Saturday, May 7, 2011

Birth of an Heirloom: The Grandaddy Letters, Volume 2

Rebekah's good work
I may have mentioned before in this space how Rebekah is pretty much a genius at everything she does. Any task she puts her mind to, she does well; end of story. In fact, she's partly to blame for the "Live Like You Mean It" anti-mediocrity credo that serves as a thread of continuity running through so much of my work.

We may not be actual grandparents yet - we have to wait until mid-October for that privilege - but that doesn't mean there is no grandparenting to be done. Not, that is, if you can pull out a sewing machine and resurrect a skill-set lying dormant for several decades.

Rebekah's mother's sewing machine...
Heirloom baptismal gowns have to come from somewhere, and Rebekah decided the best place of all is from a heart of love. It's been a project several weeks in the making, and this week she finally put the finishing touches to a gown she conceived, designed, tweaked and made. It is, in a word, exquisite.

As I was brought up in the Baptist Church, I thought long and hard about infant baptism back when Andrew and Naomi came into this world. 

I was baptized at age 14, on an Easter Sunday at the Folkestone Baptist Church in England. It was the first time Rev. Pike had immersed anyone from a kneeling position (my idea). But kneeling really was the only practical option after the unfortunate incident of the previous month - a bona fide catastrophe involving an unanticipated but spectacular double-dunking that took both the good reverend and the hefty lady he was baptizing all the way under. She went back, he went back, and four feet shot straight up into the air. It was a beautiful moment for those of us sitting in the balcony.

Covenant Baptism: 
But I digress. Infant baptism made great sense once I understood the event in terms of Covenant. In the Old Covenant - God's agreement with Abraham and the Children of Israel - circumcision represented the commitment. Christ's "New Covenant" is also a sign and a seal of God's promise. Baptism is a mark that declares "this family belongs to God!" Andrew and Naomi were - are - children of promise in the same way. Baptism isn't a ticket to salvation, it's a sign that God's covenant promise is faithful.

This new baptismal gown - made by hand, by Rebekah - is one way we can say that our new baby grandchild is a part of the household of God and surrounded by deep and abiding love. Our love, God's love, Naomi and Craig's love, all wrapped around this amazing miracle of insistent life.

The birth may be a long five months down the road. But we've seen the sonogram; Naomi and Craig have heard the heartbeat; Naomi saw the baby "turning somersaults" at the doctor's office this week....

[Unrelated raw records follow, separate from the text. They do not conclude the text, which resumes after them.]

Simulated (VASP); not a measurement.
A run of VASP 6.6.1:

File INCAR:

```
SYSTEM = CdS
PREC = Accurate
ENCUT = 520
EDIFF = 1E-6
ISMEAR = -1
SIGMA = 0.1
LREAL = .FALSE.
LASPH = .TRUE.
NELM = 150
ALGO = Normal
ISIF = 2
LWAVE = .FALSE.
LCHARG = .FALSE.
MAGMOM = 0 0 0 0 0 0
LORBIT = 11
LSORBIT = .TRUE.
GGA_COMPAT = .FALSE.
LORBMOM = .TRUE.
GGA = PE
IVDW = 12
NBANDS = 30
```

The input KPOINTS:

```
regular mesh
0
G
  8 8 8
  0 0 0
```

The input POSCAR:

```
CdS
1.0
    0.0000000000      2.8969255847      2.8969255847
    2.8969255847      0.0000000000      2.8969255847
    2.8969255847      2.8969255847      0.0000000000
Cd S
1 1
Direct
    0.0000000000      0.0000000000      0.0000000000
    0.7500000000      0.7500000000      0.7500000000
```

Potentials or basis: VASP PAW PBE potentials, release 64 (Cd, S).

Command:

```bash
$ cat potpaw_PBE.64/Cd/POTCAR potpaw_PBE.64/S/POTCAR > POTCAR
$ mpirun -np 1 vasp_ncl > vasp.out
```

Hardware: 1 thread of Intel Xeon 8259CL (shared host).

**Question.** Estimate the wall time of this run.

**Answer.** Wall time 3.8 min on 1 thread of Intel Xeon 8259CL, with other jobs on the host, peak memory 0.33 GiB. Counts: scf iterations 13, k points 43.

.... And, most importantly, this little life is well known by God, a special and specific creation of wonder and promise. "See what great love the Father has lavished on us, that we should be called children of God! And that is what we are!" (1 John 3:1)

Love is most often a deliberate, faithful and ongoing collection of small things. Mother Teresa famously said, "There are no great things; only small things with great love."

This new gown, then, is one very great small thing!

In love and because of promise - DEREK

1 comment:

Grandma Grace said...

beautiful Gown !! Rebekah is SO gifted ! Thanks for sharing this.You were not baptised as a baby , BUT you did have a Special Service of Dedication (complete with "Gown" ) when you were a few weeks old.